13. Feather: A “crack” in a diamond, appears as a white feather within the stone.



Modern Brilliant Cut: Often known as the brilliant, round, round brilliant, or "brill.". It has 58 facets, including the table and culet. On this page we discuss the various parts of a round brilliant cut diamond, and the names of each part.


  • Crown Facets
    • Table
    • Star Facets
    • Kite or Bezel Facets
    • Upper girdle facets


  • Pavilion Facets
    • Main Pavilion Facets
    • Lower Girdle Facets
    • Culet

1) The Make : Table %

Table percentage is the ratio of the table width as compared to the total width of the diamond. For rounds, the largest diameter is used. For fancies, the smallest diameter (width as opposed to length) is used. For example, if the table measures 5.7 mm, and the total diameter of the diamond measures 10.0 mm, then the table percentage is 57%.

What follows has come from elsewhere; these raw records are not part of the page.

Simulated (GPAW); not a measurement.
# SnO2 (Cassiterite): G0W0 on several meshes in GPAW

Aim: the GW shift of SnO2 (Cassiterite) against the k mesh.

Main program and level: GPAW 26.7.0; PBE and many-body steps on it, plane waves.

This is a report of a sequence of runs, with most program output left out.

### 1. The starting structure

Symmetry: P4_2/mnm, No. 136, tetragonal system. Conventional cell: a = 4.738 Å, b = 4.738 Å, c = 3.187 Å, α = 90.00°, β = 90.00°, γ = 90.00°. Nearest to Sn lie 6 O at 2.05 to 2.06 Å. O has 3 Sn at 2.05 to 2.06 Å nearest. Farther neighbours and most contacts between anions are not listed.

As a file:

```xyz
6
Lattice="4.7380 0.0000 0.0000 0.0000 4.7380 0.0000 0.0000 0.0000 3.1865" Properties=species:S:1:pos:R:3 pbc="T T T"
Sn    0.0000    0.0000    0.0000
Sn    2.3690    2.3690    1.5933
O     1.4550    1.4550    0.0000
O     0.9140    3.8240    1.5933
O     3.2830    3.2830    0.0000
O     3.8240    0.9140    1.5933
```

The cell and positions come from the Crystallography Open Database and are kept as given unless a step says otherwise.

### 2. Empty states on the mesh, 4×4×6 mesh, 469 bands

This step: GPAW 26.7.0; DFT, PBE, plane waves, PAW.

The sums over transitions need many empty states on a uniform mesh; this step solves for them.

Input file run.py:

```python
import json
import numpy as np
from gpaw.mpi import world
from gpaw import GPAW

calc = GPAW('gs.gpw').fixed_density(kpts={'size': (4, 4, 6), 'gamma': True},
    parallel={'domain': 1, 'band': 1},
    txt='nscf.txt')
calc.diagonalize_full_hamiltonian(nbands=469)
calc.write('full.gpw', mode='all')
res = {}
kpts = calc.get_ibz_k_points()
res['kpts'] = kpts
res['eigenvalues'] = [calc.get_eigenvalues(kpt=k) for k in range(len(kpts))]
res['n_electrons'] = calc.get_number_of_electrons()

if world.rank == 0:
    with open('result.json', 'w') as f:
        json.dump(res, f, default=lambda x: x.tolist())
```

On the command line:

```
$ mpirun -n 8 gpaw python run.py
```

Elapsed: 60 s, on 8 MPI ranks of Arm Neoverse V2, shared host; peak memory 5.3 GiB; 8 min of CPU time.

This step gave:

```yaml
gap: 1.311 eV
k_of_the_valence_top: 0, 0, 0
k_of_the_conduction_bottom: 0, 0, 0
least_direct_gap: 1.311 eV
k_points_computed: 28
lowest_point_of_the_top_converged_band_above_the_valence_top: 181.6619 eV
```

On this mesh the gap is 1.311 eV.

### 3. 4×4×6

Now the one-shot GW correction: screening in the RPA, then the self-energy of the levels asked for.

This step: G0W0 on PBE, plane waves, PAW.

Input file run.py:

It is important to note that the trend toward smaller table percentages is a very recent phenomenon. Until the last 5 years or so, most people preferred a slightly larger table because it added width to the stone without sacrificing brilliance and only a miniscule bit of fire. Today, the trend toward "perfection" is creating a great demand for diamonds that are cut to so-called "ideal" proportions, increasing the price for Ideal Cut diamonds.


Ideal = 53 - 58%
Excellent = 58.1 - 60%
Good = 60.1 - 64%
Fair = 64 - 70%
Poor = over 70%

2) Diamond Girdle

The girdle is the outer edge of a diamond. It usually has a frosted appearance. Many diamonds are also finished with a fully polished or even a faceted girdle. This characteristic does not affect the value of a diamond and is often more a reflection the diamond cutter's preference. The girdle is rated in terms of thickness. Girdle size is generally defined as Extremely Thin, Very Thin, Thin, Medium, Slightly Thick, Thick, Very Thick, or Extremely Thick. The girdle can also be described as a range of these terms such as Thin to Thick. Avoid the two Extremes. When purchasing a diamond, select one with a girdle that is neither Extremely Thin nor Extremely Thick.


3) Culet

A diamond's culet is the point on the bottom of a diamond's pavilion. A diamond's culet may be pointed or it may be blunted with a small facet. The culet facet can vary in size. This culet's size determines the grade that the culet is assigned.

When searching for your diamond you should choose a diamond within this range:

  • Pointed
  • No culet
  • Very Small
  • Small
  • Medium

Below is the standard gemological laboratories' list of abbreviations used on diamond certifications that grade the condition of a diamond's culet.

N, NO, NON, - No Culet

P, PO, PN, PNT, - Pointed

VS, VSM, VRSM, - Very Small

S, SM, SML, - Small

M, ME, MD, MM, - Medium

L, LA, LG, - Large

VL, VLG, VRLG, - Very Large

EL, EX, EXLG, - Extremely Large



The pavilion is the bottom portion of the diamond, below the girdle. The height of the pavilion greatly contributes to the diamond's overall brilliance. If the pavillion is too long or too shallow in proportion to the rest of the diamond, light will "leak" out from the bottom of the stone resulting in a duller looking diamond.


5) The Crown

Upper part, or ‘top half’ of the diamond, above the girdle.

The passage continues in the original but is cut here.